According to the National Observer article, the Canadian government is accusing the $2.8-billion company of operating a massive tax dodging scheme for years – and potentially depriving state coffers of as much $2.1-billion in cash. In addition,  the US Internal Revenue Service (IRS) is seeking (US) $32-million in back taxes from Cameco – and is investigating to see if the company owes more.

Cameco denies all and is headed for trial in September. But after what was revealed in the Panama Papers, would it be any surprise? This is the modern convenience for big business: off-shore tax havens.

From the story, “Yet, despite the vast sums involved, Kossick (a watchdog) is finding it difficult to raise awareness in Saskatchewan about the Cameco case. ‘What (Cameco does) is give away money here and there so everybody thinks they’re fine,” he explains. “They are very effective at dodging public concern.’”
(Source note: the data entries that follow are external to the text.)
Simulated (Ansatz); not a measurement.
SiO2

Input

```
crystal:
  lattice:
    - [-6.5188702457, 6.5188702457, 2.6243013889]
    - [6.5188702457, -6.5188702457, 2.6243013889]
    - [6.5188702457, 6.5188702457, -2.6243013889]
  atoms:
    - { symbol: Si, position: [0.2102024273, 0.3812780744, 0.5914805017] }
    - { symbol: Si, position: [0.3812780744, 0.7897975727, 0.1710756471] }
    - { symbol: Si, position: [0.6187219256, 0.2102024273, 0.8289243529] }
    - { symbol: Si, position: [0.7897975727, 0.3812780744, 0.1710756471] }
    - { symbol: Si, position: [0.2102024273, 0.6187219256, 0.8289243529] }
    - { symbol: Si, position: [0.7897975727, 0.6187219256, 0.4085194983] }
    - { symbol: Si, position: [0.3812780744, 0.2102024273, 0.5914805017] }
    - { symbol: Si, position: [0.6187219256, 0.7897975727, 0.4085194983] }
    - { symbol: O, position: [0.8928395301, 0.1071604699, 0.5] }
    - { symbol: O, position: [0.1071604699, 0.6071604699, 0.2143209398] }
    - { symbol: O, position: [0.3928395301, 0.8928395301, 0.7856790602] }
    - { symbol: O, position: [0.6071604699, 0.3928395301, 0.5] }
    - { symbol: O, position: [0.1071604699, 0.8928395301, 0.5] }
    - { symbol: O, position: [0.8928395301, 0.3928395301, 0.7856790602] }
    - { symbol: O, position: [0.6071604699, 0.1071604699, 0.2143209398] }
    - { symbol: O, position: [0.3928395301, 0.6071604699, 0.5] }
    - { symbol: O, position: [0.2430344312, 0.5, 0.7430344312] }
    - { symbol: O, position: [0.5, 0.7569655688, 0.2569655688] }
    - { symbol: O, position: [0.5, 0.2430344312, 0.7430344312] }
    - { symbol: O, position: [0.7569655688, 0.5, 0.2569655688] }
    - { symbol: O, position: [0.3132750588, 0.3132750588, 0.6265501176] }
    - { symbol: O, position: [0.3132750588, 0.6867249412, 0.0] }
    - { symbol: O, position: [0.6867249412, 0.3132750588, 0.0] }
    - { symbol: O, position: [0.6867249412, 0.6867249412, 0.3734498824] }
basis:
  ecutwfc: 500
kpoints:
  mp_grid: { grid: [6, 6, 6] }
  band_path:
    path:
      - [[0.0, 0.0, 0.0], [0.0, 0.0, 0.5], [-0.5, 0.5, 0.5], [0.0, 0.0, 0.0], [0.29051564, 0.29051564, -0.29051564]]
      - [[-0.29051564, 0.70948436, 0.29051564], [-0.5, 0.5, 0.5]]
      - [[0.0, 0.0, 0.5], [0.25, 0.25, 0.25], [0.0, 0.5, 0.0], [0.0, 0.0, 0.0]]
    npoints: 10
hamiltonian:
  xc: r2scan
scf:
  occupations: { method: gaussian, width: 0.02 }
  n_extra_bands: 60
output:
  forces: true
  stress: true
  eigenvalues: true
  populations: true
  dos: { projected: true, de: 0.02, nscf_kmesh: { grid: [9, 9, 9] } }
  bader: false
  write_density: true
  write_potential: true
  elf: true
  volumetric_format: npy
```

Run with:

This is an old trick that mining companies have long used: Toss a little short-term money at the local communities – help them fund parks and community efforts – so local politicians and citizens can’t criticize without catching heat from those who want the money. It’s bribery, because without that money, locals might complain a lot more when a mine degrades the land and water or has an accident.

This is what Tintina Resources – a subsidiary of a Canadian company bought by an Australian company – is doing with White Sulphur Springs: making promises of new wealth and prosperity. But will the area ultimately be poorer for it?